However, all the information in the museums about this incredible man did not compare with seeing his face preserved in stone. His powerful jaw, strong chin, and warrior cheeks explained his ability to unite his country and defeat their enemies. His broad nose and large low ears gave proof of his concern and compassion for his subjects. And finally, his thick even eyebrows and high forehead gave insights into the intelligence that built the lasting legacy of his empire.
I have never gone anywhere in the world without gaining a deeper appreciation for the beauty in the faces of the people that I met. Every face tells a story, and the stories written on the faces of people from exotic cultures are fascinating. Of course, their life challenges and struggle to survive are clearly marked. The most lasting impression is not how different they are but rather how much we are alike.
It is difficult to really see or understand our own culture while we are imbedded in it. Seeing ourselves through the eyes of others gives us a chance to have a more objective self perception. Sometimes we cannot really see ourselves until we get far enough away from our own culture to have a new perspective. Reading faces gives a new perspective even about the people who are the closest to us.
Perhaps that is where it all begins -- with our families.

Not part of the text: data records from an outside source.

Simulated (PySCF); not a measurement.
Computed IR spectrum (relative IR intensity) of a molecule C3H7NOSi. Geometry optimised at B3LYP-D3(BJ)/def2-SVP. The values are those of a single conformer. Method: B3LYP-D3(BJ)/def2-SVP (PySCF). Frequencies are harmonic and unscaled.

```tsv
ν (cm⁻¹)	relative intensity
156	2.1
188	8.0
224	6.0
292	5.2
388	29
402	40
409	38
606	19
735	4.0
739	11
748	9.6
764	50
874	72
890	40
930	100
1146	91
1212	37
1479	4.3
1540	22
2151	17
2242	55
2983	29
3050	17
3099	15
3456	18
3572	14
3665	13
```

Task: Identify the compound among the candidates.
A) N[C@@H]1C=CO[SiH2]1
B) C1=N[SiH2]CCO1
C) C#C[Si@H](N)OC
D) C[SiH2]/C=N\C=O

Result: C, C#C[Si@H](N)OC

Taking a few minutes to try to read the faces of those you live with and celebrate the holidays with can be a surprising and rewarding experience. Feeling seen, understood and accepted, especially in this holiday season, can be a tonic that lifts the spirits and rekindles the family bonds. Taking the time to do this would foster greater patience and acceptance of those people whom we think we already know.
Our collective prayer might be for World Peace and perhaps the best way to reach that goal is through individual efforts to make peace with those we live and work with. May the ending of 2010 and the dawning of 2011 be filled with peace, joy and love for you and yours.